Runtime Configuration¶
A runtime configuration provides Elyra access to external resources, such as Kubeflow Pipelines or Apache Airflow for scalable pipeline execution.
You can manage runtime configurations using the JupyterLab UI or the Elyra CLI.
Prerequisites¶
A runtime configuration requires connectivity details for
- A Kubeflow Pipelines deployment or an Apache Airflow deployment
- S3-based Object Storage (e.g. Minio or IBM Cloud Object Storage)
Note: Elyra is only tested with Kubeflow v1.5.x (Kubeflow Pipelines v1) and Apache Airflow v1.10.x.
Managing runtime configurations using the JupyterLab UI¶
Runtime configurations can be listed, added, modified, duplicated, and removed in the Runtimes panel.
To access the panel in JupyterLab:
Select the
Runtimes
panel from the JupyterLab sidebar.OR
Open the JupyterLab command palette (
Cmd/Ctrl + Shift + C
) and search formanage runtimes
.
Creating a runtime configuration¶
To create a runtime configuration:
- Open the
Runtimes
panel. - Click
+
to add a new runtime configuration and choose the desired runtime configuration type, e.g. Kubeflow Pipelines or Apache Airflow. - Provide a runtime configuration display name, an optional description, and tag the configuration to make it more easily discoverable.
- Enter the Kubeflow Pipelines or Apache Airflow deployment information. Refer to section Kubeflow Pipelines configuration settings or Apache Airflow configuration settings for details.
- Enter the Cloud Storage connectivity information. Refer to section Cloud Storage settings for details.
- Save the runtime configuration. The new entry is displayed in the list.
- Expand the entry and verify that you can access the Kubeflow Pipelines or Apache Airflow GUI and the Cloud Storage GUI using the displayed links.
Modifying a runtime configuration¶
To edit a runtime configuration:
- Open the
Runtimes
panel. - Click the pencil next to the runtime configuration.
Duplicating a runtime configuration¶
To duplicate a runtime configuration:
- Open the
Runtimes
panel. - Click the duplicate icon next to the runtime configuration.
- Follow the steps in ‘Modifying a runtime image configuration’ to customize the duplicated configuration.
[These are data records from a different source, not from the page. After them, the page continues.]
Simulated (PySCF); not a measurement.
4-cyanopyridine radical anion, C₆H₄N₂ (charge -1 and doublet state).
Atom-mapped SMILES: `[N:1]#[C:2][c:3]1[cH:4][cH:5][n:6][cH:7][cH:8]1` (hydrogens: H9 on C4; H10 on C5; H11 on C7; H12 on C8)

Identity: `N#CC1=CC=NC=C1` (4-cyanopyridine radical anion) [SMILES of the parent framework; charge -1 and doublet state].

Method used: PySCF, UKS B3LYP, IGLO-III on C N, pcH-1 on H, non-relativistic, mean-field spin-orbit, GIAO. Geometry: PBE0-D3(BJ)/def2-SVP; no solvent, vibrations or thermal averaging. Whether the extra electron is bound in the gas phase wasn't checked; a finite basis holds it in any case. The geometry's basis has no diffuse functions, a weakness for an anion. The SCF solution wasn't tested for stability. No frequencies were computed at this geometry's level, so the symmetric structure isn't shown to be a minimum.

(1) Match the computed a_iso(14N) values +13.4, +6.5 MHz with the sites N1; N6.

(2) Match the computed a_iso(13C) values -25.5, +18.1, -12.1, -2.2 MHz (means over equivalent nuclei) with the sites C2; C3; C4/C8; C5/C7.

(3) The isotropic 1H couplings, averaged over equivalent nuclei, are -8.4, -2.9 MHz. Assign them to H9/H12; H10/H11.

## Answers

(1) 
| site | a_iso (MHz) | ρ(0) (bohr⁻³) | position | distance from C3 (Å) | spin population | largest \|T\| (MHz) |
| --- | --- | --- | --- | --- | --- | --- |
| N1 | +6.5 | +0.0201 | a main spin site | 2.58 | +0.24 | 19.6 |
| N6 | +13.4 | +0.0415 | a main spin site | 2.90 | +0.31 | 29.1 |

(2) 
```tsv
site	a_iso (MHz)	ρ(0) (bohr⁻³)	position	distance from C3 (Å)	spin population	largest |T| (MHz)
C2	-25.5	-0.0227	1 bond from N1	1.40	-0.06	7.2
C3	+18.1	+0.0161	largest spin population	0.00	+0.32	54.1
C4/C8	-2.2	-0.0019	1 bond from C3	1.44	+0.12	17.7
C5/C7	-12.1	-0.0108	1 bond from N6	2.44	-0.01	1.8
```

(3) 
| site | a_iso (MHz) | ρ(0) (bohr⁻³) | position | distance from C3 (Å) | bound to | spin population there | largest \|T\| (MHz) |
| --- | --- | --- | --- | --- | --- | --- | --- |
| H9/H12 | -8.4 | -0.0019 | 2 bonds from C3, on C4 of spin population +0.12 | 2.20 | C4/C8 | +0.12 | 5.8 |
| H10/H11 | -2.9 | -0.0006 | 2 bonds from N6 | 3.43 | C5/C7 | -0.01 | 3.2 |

Deleting a runtime configuration¶
To delete a runtime configuration:
- Open the
Runtimes
panel. - Click the trash can next to the runtime configuration.
- Confirm deletion.
Managing runtime configurations using the Elyra CLI¶
You can list, create, edit, or delete runtime configurations using the elyra-metadata
CLI.
Listing runtime configurations¶
To list runtime configurations run
$ elyra-metadata list runtimes
The output lists for each runtime the name and the name of the associated JSON formatted metadata file, which is stored in the JupyterLab data directory in the metadata/runtimes
subdirectory.
Available metadata instances for runtimes:
Schema Instance Resource
------ -------- --------
kfp my_kfp /Users/jdoe/Library/Jupyter/metadata/runtimes/my_kfp.json
To format the output as JSON run elyra-metadata list runtimes --json
. Note that the JSON export includes the content of the metadata files, not just their names.
Creating a runtime configuration¶
To create a runtime configuration for a Kubeflow Pipelines deployment:
$ elyra-metadata create runtimes \
--schema_name kfp \
--display_name "My Kubeflow Pipelines Runtime" \
--api_endpoint https://kubernetes-service.ibm.com/pipeline \
--auth_type "DEX_STATIC_PASSWORDS" \
--api_username username@email.com \
--api_password mypassword \
--engine Argo \
--cos_endpoint http://minio-service.kubeflow:9000 \
--cos_auth_type "USER_CREDENTIALS" \
--cos_username minio \
--cos_password minio123 \
--cos_bucket test-bucket \
--tags "['kfp', 'v1.0']"
Refer to the Kubeflow Pipelines Configuration settings section for an explanation of the parameters.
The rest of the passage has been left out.